‘Protect children of school age from economic activities’
Some pupils of the Nayorku Primary School staging a drama to mark this year's World Day Against Child Labour

‘Protect children of school age from economic activities’

The International Labour Organisation (ILO) launched the World Day Against Child Labour in June 2002 to focus attention on the global extent of child labour and the action and efforts needed to eliminate it.

The day is marked on June 12 every year to bring together governments, civil society, workers organisations, and communities to advocate a future of work without children.

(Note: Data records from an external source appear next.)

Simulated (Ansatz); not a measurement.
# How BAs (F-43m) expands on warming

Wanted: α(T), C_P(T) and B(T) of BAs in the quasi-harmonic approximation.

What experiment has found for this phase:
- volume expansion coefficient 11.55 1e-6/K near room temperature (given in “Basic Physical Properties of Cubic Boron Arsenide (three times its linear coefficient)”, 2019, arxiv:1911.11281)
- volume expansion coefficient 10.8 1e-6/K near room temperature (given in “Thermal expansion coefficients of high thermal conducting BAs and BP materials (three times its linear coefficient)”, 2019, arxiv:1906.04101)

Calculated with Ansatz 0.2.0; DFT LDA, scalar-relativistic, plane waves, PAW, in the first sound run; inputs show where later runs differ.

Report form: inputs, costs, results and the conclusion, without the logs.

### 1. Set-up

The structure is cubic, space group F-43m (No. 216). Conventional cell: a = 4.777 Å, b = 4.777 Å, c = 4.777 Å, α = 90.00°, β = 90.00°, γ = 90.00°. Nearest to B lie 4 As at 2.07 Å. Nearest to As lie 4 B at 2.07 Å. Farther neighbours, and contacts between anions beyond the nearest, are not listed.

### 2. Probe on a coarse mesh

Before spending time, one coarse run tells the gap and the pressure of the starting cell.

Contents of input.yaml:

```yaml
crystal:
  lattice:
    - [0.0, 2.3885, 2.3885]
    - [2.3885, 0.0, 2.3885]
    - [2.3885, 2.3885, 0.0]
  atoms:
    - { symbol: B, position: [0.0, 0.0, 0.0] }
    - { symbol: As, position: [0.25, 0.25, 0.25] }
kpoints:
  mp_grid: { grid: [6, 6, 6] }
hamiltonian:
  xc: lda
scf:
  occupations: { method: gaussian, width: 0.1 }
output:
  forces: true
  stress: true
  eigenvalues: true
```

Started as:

Making a statement in an address read on his behalf at Nayorku in the West Mamprusi District in the Northern Region, to mark this year's World Day Against Child Labour in the region, the Executive Director of Regional Advisory and Information Network Systems (RAINS), a Tamale-based non-governmental organisation (NGO), Mr Hardi Tijani, advised parents to refrain from the practice of engaging their children of schoolage in economic activities since that would affect their development and survival in future.

Economic ventures

He said it had become a common practice particularly among some parents in rural communities, to engage their children of school age in economic ventures, thereby denying them education and shattering their dreams in life.

Criminal activities

For his part, the West Mamprusi District Director of Social Welfare and Community Development, Mr Abdul-Wahabu Ibrahim, said it was criminal to engage children of school age in any form of economic activity.

He added: “It is wrong and criminal for any child of school- age to engage in economic activities that will affect his or her survival and development.”

He, therefore, called on parents to be responsible by providing food and the essential needs of their children without engaging them in labour.

In his remarks, the West Mamprusi District Chief Executive (DCE), Mr David Wuni, said the best way to end child labour was to monitor to check the supply chain of businesses that engaged children as agents of mobilisation, production and distribution.

He said it was about time parents recognised child labour as a form of slavery and an abuse of the rights of their children.